How to calcuate what percentage income a person is using R and Census Microdata
Here is how to a create a table of percent income using R and Census Public Use Microdata and the Qauntile function.
library(tidycensus)
library(tidyverse)
library(hutils)
library(gt)
# Grab Public Use Microdata for Albany County, with
# PINCP = Total Personal Income see View(pums_variables)
# puma areas can be found with tigris and mapview for an interactive
# map of the puma areas: mapview::mapview(tigris::pumas('ny'))
aci <- get_pums(variables = 'PINCP', state = "NY",puma = c('02001','02002'))

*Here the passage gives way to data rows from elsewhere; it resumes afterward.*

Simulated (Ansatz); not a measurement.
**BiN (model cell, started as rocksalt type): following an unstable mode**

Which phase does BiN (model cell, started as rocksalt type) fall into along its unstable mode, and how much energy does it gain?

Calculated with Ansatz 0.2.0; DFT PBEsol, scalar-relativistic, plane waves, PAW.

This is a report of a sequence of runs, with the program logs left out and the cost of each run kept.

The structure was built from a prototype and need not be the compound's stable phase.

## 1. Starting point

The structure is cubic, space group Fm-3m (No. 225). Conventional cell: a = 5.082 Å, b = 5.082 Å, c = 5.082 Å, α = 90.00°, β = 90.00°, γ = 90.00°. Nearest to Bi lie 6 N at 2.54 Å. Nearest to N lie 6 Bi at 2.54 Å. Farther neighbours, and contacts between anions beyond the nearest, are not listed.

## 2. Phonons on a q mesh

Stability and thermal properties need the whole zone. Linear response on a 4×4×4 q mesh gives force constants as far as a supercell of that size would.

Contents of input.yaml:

# next use hutil's weight2rows to expand out the dataframe so that
# eached weighted observation has one row per observation
# then filter to only include persons with salary income, > $2
# extract out only the .$PINCP variable, then calculate quantile for
# 0, 5, 10, ... 90, 95, 99 percent
aci %>%
weight2rows('PWGTP') %>%
filter(PINCP > 2) %>%
.$PINCP %>%
quantile(c(seq(0,0.95,0.05),.99)) -> y
# create a tibble with the quantile ranges
# (what percentage am i)
# and calculated quantile values (how much income)
df2 <- tibble(
x=100-c(seq(0,0.95,0.05),.99)*100,
y=y
)
# Zero out the 100% value, to overcome
# how the Census stores $1, $2, etc.
df2[1,2] <- 0
# Create the table with gt
df2 %>%
select( Salary = y, `Top Percent` = x) %>%
gt() %>%
fmt_currency(1, decimals = 0) %>%
fmt_percent(2, scale_values = F, decimals = 1) %>%
opt_stylize() %>%
opt_css('body { text-align: center} ') %>%
cols_align('center') %>%
tab_header('What percent is a salary in Albany County?',
'Includes only persons with a yearly income of more then $1 a year.') %>%
tab_footnote(html('Andy Arthur, 1/22/23.<br /><em>Data Source:</em> 2016-2020 Public Use Microdata, <br />Total person\'s income, NY PUMA 02001 and 02002.'))